Eopteranodon lii was named by paleontologists Lü Junchang and Zhang Baokun in 2005. The only known specimen was discovered in the Lower Cretaceous Yixian Formation of Liaoning, northeastern China. The name Eopteranodon means “dawn toothless wing,” a reference to it being one of the earliest known toothless pterosaurs.
The skeleton is disarticulated, incomplete, and preserved on two limestone slabs. It’s made up of most of the skull, some neck vertebrae, the sternum, shoulders, the majority of the wing bones, and one leg.
The skull is missing much of the area behind the eyes, but otherwise largely complete and would have been about 18 cm (7 inches) long when complete. The toothless beak is very long and triangular, and has a large fenestra that housed the nostrils and a large facial sinus. The upper margin of this fenestra, known as the nasoantorbital fenestra, seem to be higher than the level of the eye. At the rear of the skull, a flattened spike-shaped bone fragment appears to be part of a backwards-pointing crest. In profile the skull has a hump in front of and above the eyes, and the hump and rear spike might have been made taller by soft tissues.
Several neck vertebrae are present and they are notable for being unusually short for a toothless pterosaur. The sternum is large and the wings well muscled, showing that Eopteranodon was a strong flier. Its wingspan was 110 cm (44 inches), about the same as an average gull.

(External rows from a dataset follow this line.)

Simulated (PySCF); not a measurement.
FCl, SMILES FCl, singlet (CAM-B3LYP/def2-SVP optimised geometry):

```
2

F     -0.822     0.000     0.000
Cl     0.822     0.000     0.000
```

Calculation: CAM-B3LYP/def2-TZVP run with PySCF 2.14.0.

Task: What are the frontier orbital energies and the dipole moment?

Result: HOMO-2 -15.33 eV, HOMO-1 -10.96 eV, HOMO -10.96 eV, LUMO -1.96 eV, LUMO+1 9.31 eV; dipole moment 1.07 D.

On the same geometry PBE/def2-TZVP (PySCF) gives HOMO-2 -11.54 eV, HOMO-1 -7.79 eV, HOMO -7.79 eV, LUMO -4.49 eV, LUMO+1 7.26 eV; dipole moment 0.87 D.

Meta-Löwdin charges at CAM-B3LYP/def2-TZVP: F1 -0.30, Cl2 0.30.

When first named, Lü and Zhang didn’t regard Eopteranodon as an ancestor of the Late Cretaceous Pteranodon, as the name might imply. Instead, they considered it to be a possible ancestor of all Late Cretaceous toothless pterosaurs including the pteranodontids, nyctosaurids, and azhdarchids. Most pterosaur family trees consider that to be an unlikely scenario however, with pteranodontids and nyctosaurids most closely related to the tooth-bearing ornithocheirids, and azhdarchids close to toothless tapejarids, thallasodromids, and chaoyangopterids as well as the tooth-bearing dsungaripterids.
The high upper margin of the nasoantorbital fenestra is a feature of the azhdarchids and their closest kin, a lineage known as the azhdarchoids. Within the azhdarchoids, the spike-like crest and short neck vertebrae are most similar to the chaoyangopterids, a poorly known family of pterosaurs known from Lower Cretaceous rocks considered to be the closest relatives of the azhdarchids.
The environment Eopteranodon lived in was temperate and forested with numerous rivers and lakes. Chaoyangopterids like Eopteranodon may have eaten fish, or hunted small animals in the forest.